For most people, studying data structures and algorithms can feel like being thrown into the deep end of a pool — especially if you’re new to computer science. But don’t worry! Getting started doesn’t have to be intimidating.
Think of data structures and algorithms as the building blocks for programming. They’re the foundation on which all programs are built, no matter how complex they might be.
Note that this guide is completely language agnostic, meaning it doesn’t matter what language you use—these principles will still apply.
Let’s start simple: What Are Data Structures?
A data structure is [exactly] what it sounds like: a way of organizing and storing data (an array, linked list, tree, etc.). On the other hand, an algorithm is simply a set of instructions that tell the computer how to manipulate the data.
By data, we mean any type of information. It could be numbers, characters, words, images, or audio files — the possibilities are endless!
And data structure is how we store our data in a computer’s memory. It also affects how quickly we can access and manipulate that data.
Why Are Data Structure and Algorithms So Important?
You’ve probably organized your house before. You have containers to put your clothes in, shelves to store your books on, and boxes to keep all your miscellaneous items.
It’s the same with data structures. Instead of storing all your data haphazardly, data structures allow us to store and organize our data so that it takes up less space and is more accessible.

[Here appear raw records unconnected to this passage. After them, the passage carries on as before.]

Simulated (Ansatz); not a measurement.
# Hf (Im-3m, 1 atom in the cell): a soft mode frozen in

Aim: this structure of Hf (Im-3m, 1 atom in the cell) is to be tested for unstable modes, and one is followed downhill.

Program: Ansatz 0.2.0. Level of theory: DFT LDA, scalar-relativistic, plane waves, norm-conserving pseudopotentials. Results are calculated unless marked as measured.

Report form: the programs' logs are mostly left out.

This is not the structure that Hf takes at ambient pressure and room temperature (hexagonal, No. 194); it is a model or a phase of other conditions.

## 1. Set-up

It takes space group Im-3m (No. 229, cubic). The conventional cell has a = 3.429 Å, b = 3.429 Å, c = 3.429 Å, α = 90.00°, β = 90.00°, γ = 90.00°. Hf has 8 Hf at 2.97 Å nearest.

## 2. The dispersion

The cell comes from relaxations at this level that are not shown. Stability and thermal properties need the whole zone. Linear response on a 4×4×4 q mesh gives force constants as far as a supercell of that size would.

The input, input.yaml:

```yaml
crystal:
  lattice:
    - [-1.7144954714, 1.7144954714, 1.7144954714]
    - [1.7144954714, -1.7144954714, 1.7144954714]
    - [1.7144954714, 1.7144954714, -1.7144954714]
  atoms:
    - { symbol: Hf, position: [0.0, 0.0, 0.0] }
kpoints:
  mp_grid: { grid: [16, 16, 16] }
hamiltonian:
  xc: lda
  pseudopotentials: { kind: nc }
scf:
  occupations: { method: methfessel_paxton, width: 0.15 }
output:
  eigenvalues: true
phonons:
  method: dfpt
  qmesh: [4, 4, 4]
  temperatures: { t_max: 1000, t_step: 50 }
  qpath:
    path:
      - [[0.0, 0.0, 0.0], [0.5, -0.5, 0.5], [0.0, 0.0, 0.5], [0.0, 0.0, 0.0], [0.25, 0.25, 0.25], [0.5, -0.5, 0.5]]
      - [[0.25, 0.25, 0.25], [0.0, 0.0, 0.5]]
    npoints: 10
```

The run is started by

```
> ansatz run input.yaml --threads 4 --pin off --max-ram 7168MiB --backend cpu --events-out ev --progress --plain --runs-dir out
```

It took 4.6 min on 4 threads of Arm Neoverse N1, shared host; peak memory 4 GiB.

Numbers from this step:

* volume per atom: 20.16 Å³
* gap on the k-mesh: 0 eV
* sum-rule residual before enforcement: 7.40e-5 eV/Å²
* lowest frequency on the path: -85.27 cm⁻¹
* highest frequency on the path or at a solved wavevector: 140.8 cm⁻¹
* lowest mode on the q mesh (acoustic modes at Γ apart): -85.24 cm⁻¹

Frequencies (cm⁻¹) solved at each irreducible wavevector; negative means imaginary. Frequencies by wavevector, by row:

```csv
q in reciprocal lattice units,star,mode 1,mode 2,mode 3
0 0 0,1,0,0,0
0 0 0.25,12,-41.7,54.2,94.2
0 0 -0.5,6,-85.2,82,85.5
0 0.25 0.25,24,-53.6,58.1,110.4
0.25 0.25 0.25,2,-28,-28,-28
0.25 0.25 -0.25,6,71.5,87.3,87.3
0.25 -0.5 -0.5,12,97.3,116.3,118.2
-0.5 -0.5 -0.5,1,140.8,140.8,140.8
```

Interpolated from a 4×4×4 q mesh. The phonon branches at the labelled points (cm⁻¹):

Algorithms are important for the same reason—they help us be more efficient with our data. By having a set of instructions, we can automate tasks, like finding the shortest route from one city to another, or sorting a list of names in alphabetical order.
As a developer, understanding data structure algorithms and how to choose the right data structure for your program will help you create more efficient, robust software solutions.
You’ll start writing programs most logically, in the way that makes the most sense for the problem you’re trying to solve.
So, to define it, a data structure is a way of organizing and storing data in a computer’s memory.
How Computer Memory Works
Let’s dive into the technical aspect of data structures and algorithms. Computers store data in their memory registers, which are essentially blocks of memory. Each of these blocks holds some kind of value, like a 2, 5, or 10.
Memory Registers
2 |
5 |
7 |
When you write a program, you’re probably not just doing something with one piece of data. Instead, you’ll be working with a collection of data that are sort of related to each other, like a list of numbers, a list of transactions, or a list of people’s names.
So, storing that data in an organized and easy-to-access way makes so much sense. That’s where data structures come into play.
Instead of defining separate variables, like:
a = 2
b = 4
c = 7
You can just define one variable as a list and then store the values in it:
list = (2, 4, 7)
So, in the future, should you want to access one of the values, you don’t have to go hunting for a, b, or c. You can just access the list and get all the values that it holds:
list (1) = 2
list (2) = 4
list (3) = 7
That’s the primary purpose of data structures—to make it easier for us to access and manipulate our data.
That’s the computer equivalent of organizing your clothes in a closet, books on shelves, and tools in boxes.
So, should you want to access any of your clothes, books, or tools, you can go to the respective containers and pick out what you need.
That’s precisely how data structure works: it helps us organize our data in such a way that we can quickly find what we need in the least amount of time possible.
Now, let’s talk about some of the limitations of a simple data structure like a list.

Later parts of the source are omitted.